SATELLITE 2022: Lockheed Martin is developing a satellite to provide communications services for its commercial lunar rover — a satellite that also could serve as a link for US military operations in cislunar space, according to company officials.
The new satellite, which will launch in 2024, is designed to serve as a communications node “essentially for any far side missions that you would want to have direct links back to Earth or to some of the South Pole missions because of the geometry,” Lisa Callahan, company vice president and general manager for commercial civil space, told several reporters March 21 in the margins of the Satellite 2022 conference.

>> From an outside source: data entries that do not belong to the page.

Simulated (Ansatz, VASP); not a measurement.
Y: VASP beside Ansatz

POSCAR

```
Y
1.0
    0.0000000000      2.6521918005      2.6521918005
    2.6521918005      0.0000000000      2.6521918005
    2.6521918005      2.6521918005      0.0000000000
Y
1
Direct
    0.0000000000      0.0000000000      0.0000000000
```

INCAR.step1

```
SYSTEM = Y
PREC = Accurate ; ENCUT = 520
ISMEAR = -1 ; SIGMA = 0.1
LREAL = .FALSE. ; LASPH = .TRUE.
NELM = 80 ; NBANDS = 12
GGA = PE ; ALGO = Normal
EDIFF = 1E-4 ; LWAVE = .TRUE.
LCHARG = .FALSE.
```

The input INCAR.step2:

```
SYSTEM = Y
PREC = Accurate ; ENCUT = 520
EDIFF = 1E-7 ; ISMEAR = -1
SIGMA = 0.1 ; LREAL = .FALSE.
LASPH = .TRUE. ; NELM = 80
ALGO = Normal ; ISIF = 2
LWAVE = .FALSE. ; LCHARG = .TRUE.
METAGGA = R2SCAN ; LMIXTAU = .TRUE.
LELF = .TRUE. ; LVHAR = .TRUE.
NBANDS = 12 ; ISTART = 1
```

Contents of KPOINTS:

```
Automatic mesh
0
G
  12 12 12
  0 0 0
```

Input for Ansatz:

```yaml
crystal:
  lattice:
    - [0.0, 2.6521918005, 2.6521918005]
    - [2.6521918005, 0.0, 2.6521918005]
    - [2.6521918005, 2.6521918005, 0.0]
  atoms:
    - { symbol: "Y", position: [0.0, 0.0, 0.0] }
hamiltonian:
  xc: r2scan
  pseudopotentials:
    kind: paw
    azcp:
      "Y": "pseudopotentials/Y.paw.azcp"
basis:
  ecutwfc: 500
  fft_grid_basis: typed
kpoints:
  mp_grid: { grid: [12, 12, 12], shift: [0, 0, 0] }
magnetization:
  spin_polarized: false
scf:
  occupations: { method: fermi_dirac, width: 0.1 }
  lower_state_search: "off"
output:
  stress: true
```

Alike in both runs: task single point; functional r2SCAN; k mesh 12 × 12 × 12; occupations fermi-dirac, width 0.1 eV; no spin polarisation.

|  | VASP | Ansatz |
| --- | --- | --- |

Beyond Lockheed Martin’s own need to communicate with the lunar rover it is building in partnership with General Motors, the initial customer base will be commercial firms working with NASA on the Commercial Lunar Payload Services program to ferry supplies to astronauts working on the lunar surface, company officials said. However, the defense giant is looking at potential national security customers as well.
Callahan said that there already have been some preliminary discussions with Air Force Research Laboratory (AFRL), and other government customers “that we can’t talk about.”
“As always,” Robert Lightfoot, Lockheed Martin’s new head of its space business, added with a chuckle.
AFRL, which undertakes research for both the Air Force and the Space Force, has a portfolio of technology initiatives aimed at expanding Space Command’s mission to include the vast volume of space between Earth’s outer orbit and that of the Moon — as Space Force and Space Command leaders increasingly fret over China’s plans for developing lunar infrastructure including a base on the Moon’s far side.
These include the Cislunar Highway Patrol System (CHPS) and the Defense Deep Space Sentinel (D2S2), as well as a pair of small projects under its Space University Research Initiative (SURI) program.
CHPS is aimed at orbiting the first space domain awareness (SDA) satellite for keeping tabs on the cislunar space, with AFRL hoping to launch the demonstrator in 2025. AFRL on March 21 announced that it had issued a draft request for proposals (RFP) to industry, but due to security concerns only members of the Space Enterprise Consortium (SpEC) can access the details. Interested vendors have until April 1 to respond with ideas.
“In addition to extending the Space Force’s sensing capabilities, CHPS will provide the DOD with experience operating in the complicated gravitational environment that exists in specific areas between the Earth and the Moon, and help mature technology required to communicate and navigate near the Moon,” the lab’s press release explained.
D2S2 is an effort to develop foundational technologies for highly mobile spacecraft operating in lunar orbit to do a number of missions, including imaging of the lunar surface.
In response to a question from Breaking Defense, an AFRL spokesperson said: “During a meeting a few months ago, AFRL was presented with the possibility, that if Lockheed Martin’s cislunar communication satellite relay, was on orbit by the time CHPS launches, there might be an opportunity to use LMC commercial cislunar communications. AFRL was non-committal but requested to be kept informed of their progress, as CHPS will be using commercial products.”
Over the past 2 years, Cislunar Highway Patrol System (CHPS) program leads have been meeting with a variety of contractors to help inform the technologies that could be included in the CHPS satellite.”